I cannot get further than GRUB except to rescue mode, when I attempt to boot the main Fedora OS it gets stuck on searching for a disk indefinitely. Gets stuck on Job dev-disk-by\<many symbols>.device/start running (1h / no limit) in the console.
I have a Windows partition on same drive, it also doesn’t boot, it’s rescue command prompt (from where you are instructed to open notepad to rescue files) doesn’t “see” any disk but C: and X: (emerg boot).
I tried booting this machine with two live OS USBs: Fedora and SystemRescue. Neither of them list the SSD (or anything but the USB drive FS itself) in lsblk or the file manager.
Due to lack of storage mediums, I haven’t done a backup in a while. How can I rescue the files? Many passwords are also stuck there, in Firefox manager I wasn’t able to sync due to losing access to the 2FA email.
Edit: SOLVED! Needed to switch disk mode in BIOS/UEFI from RAID to AHCI. IDK how it got to RAID in the first place.
Like others said, sounds like hardware. But before you toss the drive, you said SSD, if it’s an ssd try different cables connecting to different ports. If it’s nvme try reseating it at least, moving it to another port if you have a 2nd. Just saying that sometimes ports and cables fail, so make sure you rule those out before losing hope.
Also possible it’s a bios thing, like maybe the port itself on got disabled in bios or controller got switched to raid mode.
As I wrote, GRUB with all customisations and rescue modes stored on this drive for both Windows and Linux work fine, so I find it unlikely to be a connector problem. Unless such a problem may lead to part of drive working fine and the other not. When SSD is out of socket, BIOS refuses to boot at all and makes loud sounds.
Sorry, I think my reading comprehension was shit there… I got fixated on rescue usb not seeing the disk.
No, I wouldn’t expect it to be a bad port if grub is loading (and the grub partition is on the same disk). Bios not booting at all with disk removed is strange too, I’d expect it to just boot the usb if that were plugged in while disk is not.
You said usb rescue lsblk doesn’t list the disk, guessing it doesn’t show up under /dev/disk/by-id either? lspci? How about with a windows install usb, does it see the disk?
I think I tested the SSD-out scenario without live in.
Only USB drive itself shows under by-id. I don’t have a Windows install USB, the windows I talked about is a partition on the broken disk. It does see the Linux partition with DiskPart but can’t mount it or extract files from BTRFS.

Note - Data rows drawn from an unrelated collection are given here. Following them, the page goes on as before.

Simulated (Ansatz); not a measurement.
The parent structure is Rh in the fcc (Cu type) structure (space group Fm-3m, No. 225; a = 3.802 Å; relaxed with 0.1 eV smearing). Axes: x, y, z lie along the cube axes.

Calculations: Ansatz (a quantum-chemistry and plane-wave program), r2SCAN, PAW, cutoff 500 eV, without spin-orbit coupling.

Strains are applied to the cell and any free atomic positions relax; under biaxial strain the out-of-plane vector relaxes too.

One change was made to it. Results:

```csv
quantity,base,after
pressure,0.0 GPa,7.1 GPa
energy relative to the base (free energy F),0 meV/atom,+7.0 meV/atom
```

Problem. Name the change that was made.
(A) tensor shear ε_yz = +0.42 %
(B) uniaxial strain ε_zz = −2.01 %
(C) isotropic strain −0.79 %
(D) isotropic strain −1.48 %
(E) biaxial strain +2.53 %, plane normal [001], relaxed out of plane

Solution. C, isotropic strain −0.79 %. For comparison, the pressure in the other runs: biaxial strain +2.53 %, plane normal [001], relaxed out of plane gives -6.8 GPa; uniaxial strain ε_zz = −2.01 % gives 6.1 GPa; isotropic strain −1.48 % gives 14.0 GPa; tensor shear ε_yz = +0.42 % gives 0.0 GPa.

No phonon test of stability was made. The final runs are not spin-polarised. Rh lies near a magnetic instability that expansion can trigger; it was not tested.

LSPCI lists many cryptic names, “RAID bus controller” sounds like the most promising one. https://termbin.com/287u
Having the bios able to see the disk, but a live boot can’t, makes no real sense to me. If a partition was messed up I’d get that, but to not even see there is a disk to partition, doesn’t feel right. I know it’s probably a dumb question, but you didn’t happen to be messing around in BIOS settings or something right? Is it possible you changed some settings a while ago but haven’t rebooted in a while, and this issue was waiting for you this whole time?
If you don’t have any other slots on the mother board to try the disk in, you could buy an external adapter for whatever kind of disk you have, which would allow you to use this thing as a USB drive. That should at least allow the live boots to see it.
Also also, is it possible you have two disks, and grub is on one and your data is on the other? Again, kinda weird question, but it’s a kinda weird situation…
I don’t think I changed anything relevant in the bios, I’m always quite careful with changing things there. Maybe I changed boot order to test live USBs a couple times. Reboots are frequent due to system crashes.
Also also, is it possible you have two disks, and grub is on one and your data is on the other? Again, kinda weird question, but it’s a kinda weird situation…
No, only one drive. I tried removing this drive, and it failed to get to GRUB. Plus, the rescue mode on Windows partition on the same drive that boots sees it’s own 200 GB of files, they are definitely can’t be anywhere but on 512 GB SSD.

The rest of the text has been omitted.